I felt pretty good until about mile 26. At that point, everything became harder. My stomach turned and heaved. I was forced to pull off the trail several times to relieve myself in the woods (and prayed the poison ivy and ticks would stay away). My legs ached as if I hadn’t trained for the distance. I asked myself repeatedly, why do you do this to yourself? Wouldn’t it be so nice to be walking around the square at the farmers’ market right now? I watched as other runners dropped out of the race and contemplated doing so myself. I was in a world of hurt. For someone who prides herself in staying positive, I was hurdling negative thoughts at myself left and right.

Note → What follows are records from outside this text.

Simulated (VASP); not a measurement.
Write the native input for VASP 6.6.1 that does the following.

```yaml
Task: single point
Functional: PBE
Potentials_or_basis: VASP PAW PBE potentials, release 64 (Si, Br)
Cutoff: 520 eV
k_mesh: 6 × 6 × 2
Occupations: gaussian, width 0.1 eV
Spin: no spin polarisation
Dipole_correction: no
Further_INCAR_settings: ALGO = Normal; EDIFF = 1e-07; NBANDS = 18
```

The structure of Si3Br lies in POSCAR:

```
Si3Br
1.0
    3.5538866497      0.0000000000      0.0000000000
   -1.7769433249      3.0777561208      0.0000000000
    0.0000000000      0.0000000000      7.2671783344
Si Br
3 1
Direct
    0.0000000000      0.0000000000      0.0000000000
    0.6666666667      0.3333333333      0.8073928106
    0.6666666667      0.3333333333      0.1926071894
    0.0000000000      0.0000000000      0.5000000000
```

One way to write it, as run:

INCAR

I can’t tell you how many times I tripped on roots and rocks on the trail. It seemed like anytime I’d look up from the trail (to say hello to a friend or just look forward), I’d inevitably trip and begin catapulting forward. And as I became increasingly tired, my ability to simply lift my feet from the trail, enough to clear small obstacles, dramatically lessened. I also remember being frustrated by the number of racers rocking head phones (I saw dozens), which, according to the rules, were prohibited. These were inevitably the runners who weren’t present enough to know that someone was trying to pass by them on the single track trail. And, honestly, I would have given anything to be able to listen to music during those darker miles.
The miles seemed to tick by so slowly. I’d think I was almost at mile 40, only to come to mile marker 33. Damn. My only saving grace was seeing Larry and my friends Miranda and Shayla at the aid stations. Larry helped fill my water bottle and sent me on my way, replenished with gel packets and salt tablets. His only advice was to keep running. Ok, I can do this, I told myself. I knew that if I could just get to mile 40, I could find a way to get the last ten miles done.
I don’t know if the shift was primarily mental or physical, but at mile 40, I felt an unexpected surge of energy. I picked up the pace significantly. Suddenly, I was a woman on a mission. I attached myself to the goal of finishing in under 9 hours. I couldn’t do the math, but it seemed remotely possible. At the 40 mile point, my nearest competitors had been 12 and 20 minutes ahead of me, respectively (or so I was told after the race). Over the next 10 miles, I caught both of them. It wasn’t really my goal, but it did feel nice. I felt bad passing one woman so close to the finish line—I didn’t see it coming, and it just sort of happened. Still, I’ve never enjoyed watching a runner pass another runner right at the finish line. So I’ve been going back and forth on that one—telling myself it’s a race and that was okay, while simultaneously scolding myself.
I finished 9th among females with a time of 9 hours and 33 seconds. Just 34 seconds shy of my last-minute goal of coming in under 9 hours. And all I have to say about that is close enough.
Now I need some time to forget about the pain again. The only problem is I don’t have much time.